However the same shared standards would lock in the world to one set of protocols, thus reducing the discovery via variation and selection of the shared institutions themselves.
Thus we would see more short range constructive competition between states, and less long term exploration of new and potentially better institutional standards.
This is from Rojelio. He is pushing back against my argument in favor of world government from a libertarian point of view. He’s right, of course. There’s two points I need to do a better job of clarifying when I advocate for world government from a libertarian point of view:
- I don’t think federating the entire world is a good idea. I think the piecemeal federation of political units is what libertarians ought to aim for. (I think the US interstate order is the best avenue for achieving this aim.) A healthy “world federation” would govern (say) 85% of the world’s population. This brings me to my second point I need to clarify.
- The importance of exit needs to be addressed and institutionalized in a proper federal order. This is difficult to do, but not impossible. My argument is to make exit difficult, but not too difficult. The difficulty of exit should be somewhere on the scale between a constitutional amendment (too difficult) in the US order and Brexit (too easy) in the Westphalian order.
The bottom line is that a more libertarian world will likely be composed of a large federal polity that protects the freedoms of the vast majority of its citizens better than most nation-states do today. The other 15% of the world would live under despotism (which will center around “cultural cores”), or under sparsely-populated democratic republics (i.e Australia), or within free-riding microstates that otherwise rely on the protection of the large federal unit.

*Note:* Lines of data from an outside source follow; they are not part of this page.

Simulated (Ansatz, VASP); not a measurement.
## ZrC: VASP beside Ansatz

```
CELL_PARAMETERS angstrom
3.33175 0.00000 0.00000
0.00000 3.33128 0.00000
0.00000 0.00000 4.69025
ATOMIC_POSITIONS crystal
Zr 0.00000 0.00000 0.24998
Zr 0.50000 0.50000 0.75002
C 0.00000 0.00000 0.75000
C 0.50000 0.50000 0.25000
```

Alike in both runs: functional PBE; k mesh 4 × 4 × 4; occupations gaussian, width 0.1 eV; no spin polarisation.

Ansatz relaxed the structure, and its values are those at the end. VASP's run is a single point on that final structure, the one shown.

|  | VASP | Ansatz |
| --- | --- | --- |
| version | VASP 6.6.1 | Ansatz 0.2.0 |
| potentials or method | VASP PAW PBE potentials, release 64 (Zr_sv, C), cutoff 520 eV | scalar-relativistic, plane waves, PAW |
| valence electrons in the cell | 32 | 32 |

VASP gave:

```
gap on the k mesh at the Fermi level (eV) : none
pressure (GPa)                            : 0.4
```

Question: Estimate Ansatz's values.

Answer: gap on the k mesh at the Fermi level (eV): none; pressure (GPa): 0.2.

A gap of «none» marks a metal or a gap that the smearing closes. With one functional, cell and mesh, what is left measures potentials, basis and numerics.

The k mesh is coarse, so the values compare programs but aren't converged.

If, say, England, Tamaulipas, and Duyên hải Nam Trung Bộ were to federate with the United States tomorrow, these polities would not be agitating for exit after 10 years of experimentation in self-governance. If, say, Texas or Vermont wanted to exit after 10 years of federation with those 3 polities, they would have to go through a process (via all of the legislative branches involved) to do so. A simple majority vote would be disastrous. It is unlikely, then, that Texas or Vermont would leave such a federation. Pure freedom would be unrealized, but billions of people would be much freer.